CHAPEL HILL, N.C. (AP) - Hundreds rallied Tuesday night on the campus of North Carolina’s flagship university to protest over a Confederate statue, surrounding the bronze monument and later blocking traffic on the college town’s main drag.
The gathering at the University of North Carolina in Chapel Hill focused on a statue known as “Silent Sam” that has stood in a main campus quadrangle since 1913.
People chanted “tear it down” while uniformed officers watched from behind temporary metal barriers ringing the statue, a figure of a Confederate soldier.
“Hey, hey. Ho, ho. This racist statue has got to go,” the crowd also chanted.
They carried signs that said “Police, what are you protecting” and “Losers don’t usually get trophies.”
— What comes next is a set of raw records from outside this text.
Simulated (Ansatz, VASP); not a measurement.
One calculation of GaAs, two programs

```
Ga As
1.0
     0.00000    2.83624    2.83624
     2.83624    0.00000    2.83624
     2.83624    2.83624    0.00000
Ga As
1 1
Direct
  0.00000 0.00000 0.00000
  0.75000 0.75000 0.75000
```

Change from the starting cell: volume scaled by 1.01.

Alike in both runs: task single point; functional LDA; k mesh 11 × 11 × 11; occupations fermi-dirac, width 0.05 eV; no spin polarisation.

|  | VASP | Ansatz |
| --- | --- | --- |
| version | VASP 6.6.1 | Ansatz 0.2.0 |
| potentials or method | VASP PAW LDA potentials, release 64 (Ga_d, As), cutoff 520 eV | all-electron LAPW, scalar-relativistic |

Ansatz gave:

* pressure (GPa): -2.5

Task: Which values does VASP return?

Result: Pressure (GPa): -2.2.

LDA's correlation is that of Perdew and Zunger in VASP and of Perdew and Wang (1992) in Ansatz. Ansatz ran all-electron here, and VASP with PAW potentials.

Several speakers addressed the crowd with a megaphone. One was Mario Benavente, a university senior who said the statue glorifies slavery. “It celebrates the subjugation of black and brown people,” he told the crowd.
The crowd later marched through Franklin Street toward what protest leaders said was the home of the university system president. After blocking traffic for about 20 minutes, they left without incident and returned to the statue.
Not everyone wanted to see the flag toppled.
David Leeds of Durham brought a sign that said “Hands Off Sam” in big red letters. He told a reporter that he didn’t support the Confederacy but was upset by the idea that protesters had broken the law in his city by tearing down a Confederate statue a week ago. He thinks people should go about protesting in a lawful manner.
Two hours into the protest, no demonstrators had breached the barriers around the statue where officers in riot gear stood.
The protest was largely peaceful, but at least one protester who was wearing a black bandana was taken away by officers near the statue. It wasn’t immediately clear if he was charged.
Criticism of Confederate monuments has been intensifying since a rally earlier this month in Charlottesville, Virginia, turned violent when white nationalists opposed to the city’s plan to remove a statue of Gen. Robert E. Lee clashed with counter-protesters. One woman was killed after a car plowed into a group of counter-protesters.
Ahead of Tuesday’s rally, UNC Chancellor Carol Folt issued a message urging students not to attend the rally, saying it’s being organized by groups not associated with the university.
“We are always concerned about safety on the campus and if we had the ability to immediately move the statue in the interest of public safety, we would,” said the letter signed Monday by Folt and other administrators.
A 2015 state law generally prohibits the removal of Confederate monuments without legislative approval. University administrators also sought guidance this week from Democratic Gov. Roy Cooper, who has called for Confederate monuments to be taken down from public property around the state. The Silent Sam statue has been vandalized multiple times in recent years, and UNC administrators wrote to Cooper that they fear protesters could try to tear it down.
Cooper responded that university officials could take action under a provision of the law allowing relocation of monuments where building inspectors find safety problems. Cooper also previously called for the 2015 law to be repealed so local governments could make their own decisions about the monuments.
“If our University leaders believe there is a real risk to public safety, the law allows them to take immediate measures,” he wrote to UNC system president Margaret Spellings on Monday.
North Carolina, which has more than 100 rebel monuments around the state, has become a focal point in the debate over what should be done with markers honoring the Confederacy. The Southern Poverty Law Center said the state is one of three - along with Virginia and Georgia - that has 90 or more such monuments.
In nearby Durham, protesters tore down a bronze Confederate statue in front of a government building last week. Days later, Duke University removed a limestone statue of Confederate Gen. Robert E. Lee from its chapel, with the school’s president citing safety concerns among the reasons behind his decision.
At UNC, the Silent Sam statue was dedicated in 1913. A university website explains that the rifle-holding soldier is “silent” because it wears no cartridge box for ammunition. It stands on a grassy quadrangle near residence halls and classroom buildings.